When I lay down the crackling
ironwood calls me, calls Swift River Sweet
Voice Hush-Hush, a feverish solution, my old name.
Salome acknowledges that the price of feminine derring-do, premature in a world of male supremacy, results in her own fatality. Images of smoke clouds muddle her presence, erasing her power; this final time, she burns with the ironwoods she once burned herself. Kuhl allows her image to “crackle” with the fire, summoning traces of Salome’s former self with “Voice Hush-Hush,” a solution stripped of agency that translates with ease into the minds of modern brides and housewives alike.

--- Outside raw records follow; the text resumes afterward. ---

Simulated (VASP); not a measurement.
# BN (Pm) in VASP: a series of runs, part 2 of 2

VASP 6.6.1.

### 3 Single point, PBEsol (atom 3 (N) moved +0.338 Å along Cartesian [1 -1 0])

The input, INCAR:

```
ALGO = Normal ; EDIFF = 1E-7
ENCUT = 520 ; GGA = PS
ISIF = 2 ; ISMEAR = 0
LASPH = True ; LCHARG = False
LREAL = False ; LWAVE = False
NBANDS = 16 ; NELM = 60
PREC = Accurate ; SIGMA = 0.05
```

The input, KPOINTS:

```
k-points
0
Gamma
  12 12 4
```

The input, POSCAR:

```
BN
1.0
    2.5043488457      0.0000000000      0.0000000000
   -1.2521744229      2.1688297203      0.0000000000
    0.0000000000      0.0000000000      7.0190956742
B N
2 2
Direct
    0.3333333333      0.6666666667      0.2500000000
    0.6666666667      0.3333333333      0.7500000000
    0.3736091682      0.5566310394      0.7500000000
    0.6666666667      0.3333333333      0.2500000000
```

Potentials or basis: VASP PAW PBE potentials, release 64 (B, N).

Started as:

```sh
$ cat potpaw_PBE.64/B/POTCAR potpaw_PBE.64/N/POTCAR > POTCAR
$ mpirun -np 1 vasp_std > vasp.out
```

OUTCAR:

Salome’s apology lives in Left Hand’s discourse of the modern woman, with traces evident in the third section’s “Apology for New Wives.” Ironically, the poem’s brief images provide a disclaimer for any rash behavior, or schemes “luminous as a pearl,” playing with the concept of concealment: “Hidden: flimsy telegrams / and torn-envelope letters, / clear-eyed jewels; all of it / bundled, pushed deep / into a hole in the wall.” As with Salome, this false apology, rooted in the desire for control vis-à-vis a veiled betrayal, remains inconsistent with many of Kuhl’s domestic pieces. Amidst poems dedicated to archetypal feminine heroines, Kuhl summons the rigid code of housewifery, looming over women like a “mandorla.” In a four-part treatise, “Panels: The Dinner Party,” Kuhl provides three clean, brief synopses of the hostess, idle-minded in a world of “open-mouthed irises, blinking / sugar bowl, finger-thin flutes.” Part four, “Study for Searchlight,” conjures imagery from the first three dinner party scenes, toying with the housewife’s suspicions of her husband’s infidelity. Breaking in form, the disjointed pairs of lines, conforming to no pattern of alignment, cast the hostess as a composed, aloof creature of the domestic. Yet she remains “cool as a dime” as Kuhl illustrates her plight: a keen awareness of the “helicopter,” the “starfish pinwheeling,” and the “crossed lines” on her husband’s back from his “raspberry-skinned lover,” all with due silence.
Even “Open House,” a selection from Left Hand’s fourth section, details the “charm” which “leaves the housewives / translucent,” while they “twist in their tea cups / screw slender black heels into plush / carpet. A camera lens turns open / wide and wide to eat more light.” The window, much like the constraints of the camera lens, plays a central role in the life of the housewife. As with Salome, windows offer the woman a restricted perspective, a distorted lens through which she views life outside the domestic microcosm. In the prose poem “Windows,” Kuhl describes windows that “wear whatever light they can grab hold of,” framing “the street from here, the room from there; the panes throw pale streaks toward every corner,” with the power to obscure the woman’s view and harness her independence.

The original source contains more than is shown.